OLM manages the dependency resolution and upgrade lifecycle of running operators. In many ways, these problems OLM faces are similar to other OS package managers like apt
/dkpg
and yum
/rpm
.
However, there is one constraint that similar systems don't generally have that OLM does: because operators are always running, OLM attempts to ensure that at no point in time are you left with a set of operators that do not work with each other.
This means that OLM needs to never:
- install a set of operators that require APIs that can't be provided
- update an operator in a way that breaks another that depends upon it
The following examples motivate why OLM's dependency resolution and upgrade strategy works as it does, followed by a description of the current algorithm.
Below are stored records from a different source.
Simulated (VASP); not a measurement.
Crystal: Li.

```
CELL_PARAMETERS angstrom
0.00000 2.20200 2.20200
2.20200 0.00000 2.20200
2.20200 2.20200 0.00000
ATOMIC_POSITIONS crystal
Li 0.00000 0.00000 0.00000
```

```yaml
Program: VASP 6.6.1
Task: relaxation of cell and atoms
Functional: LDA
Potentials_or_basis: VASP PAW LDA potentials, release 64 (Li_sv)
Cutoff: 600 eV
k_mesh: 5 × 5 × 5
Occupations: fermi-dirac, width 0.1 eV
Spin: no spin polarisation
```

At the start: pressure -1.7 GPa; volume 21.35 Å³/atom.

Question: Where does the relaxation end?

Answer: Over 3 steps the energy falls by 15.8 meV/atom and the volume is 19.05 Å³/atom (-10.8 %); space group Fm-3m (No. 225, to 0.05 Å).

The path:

OLM will upgrade CRD right away if it is owned by singular CSV. If CRD is owned by multiple CSVs, then CRD is upgraded when it is satisfied all of the following backward compatible conditions:
- All existing serving versions in current CRD are present in new CRD
- All existing instances (Custom Resource) that are associated with serving versions of CRD are valid when validated against new CRD's validation schema
The recommended procedure to add a new version in CRD:
- For example, the current CRD has one version
v1alpha1
and you want to add a new versionv1beta1
and mark it as the new storage version:
versions:
- name: v1alpha1
served: true
storage: false
- name: v1beta1
served: true
storage: true
Note: In apiextensions.k8s.io/v1beta1
, there was a version field instead of versions. The version field is deprecated and optional, but if it is not empty, it must match the first item in the versions field.
version: v1beta1
versions:
- name: v1beta1
served: true
storage: true
- name: v1alpha1
served: true
storage: false
- Ensure the referencing version of CRD in CSV is updated if CSV intends to use the new version in
owned
section:
customresourcedefinitions:
owned:
- name: cluster.example.com
version: v1beta1
kind: cluster
displayName: Cluster
- Push the updated CRD and CSV to your bundle
OLM will not allow a serving version of CRD to be removed right away. Instead, a deprecated version of CRD should have been disabled first by marking Served
field in CRD to false
first. Then, the non-serving version can be removed on the subsequent CRD upgrade.
The recommended procedure to deprecate and remove a specific version in CRD:
- Mark the deprecated version as non-serving to indicate this version is no longer in use and may be removed in subsequent upgrade. For example:
versions:
- name: v1alpha1
served: false
storage: true
- Switch storage version to a serving version if soon-to-deprecated version is currently the storage version. For example:
versions:
- name: v1alpha1
served: false
storage: false
- name: v1beta1
served: true
storage: true
-
Upgrade CRD with above changes.
-
In subsequent upgrade cycles, the non-serving version can be removed completely from CRD. For example:
versions:
- name: v1beta1
served: true
storage: true
Note:
-
In order to remove a specific version that is or was storage version from CRD, that version needs to be removed from
storedVersion
in CRD's status. OLM will attempt to do this for you if it detects a stored version no longer exists in new CRD. -
Ensure referencing CRD's version in CSV is updated if that version is removed from the CRD.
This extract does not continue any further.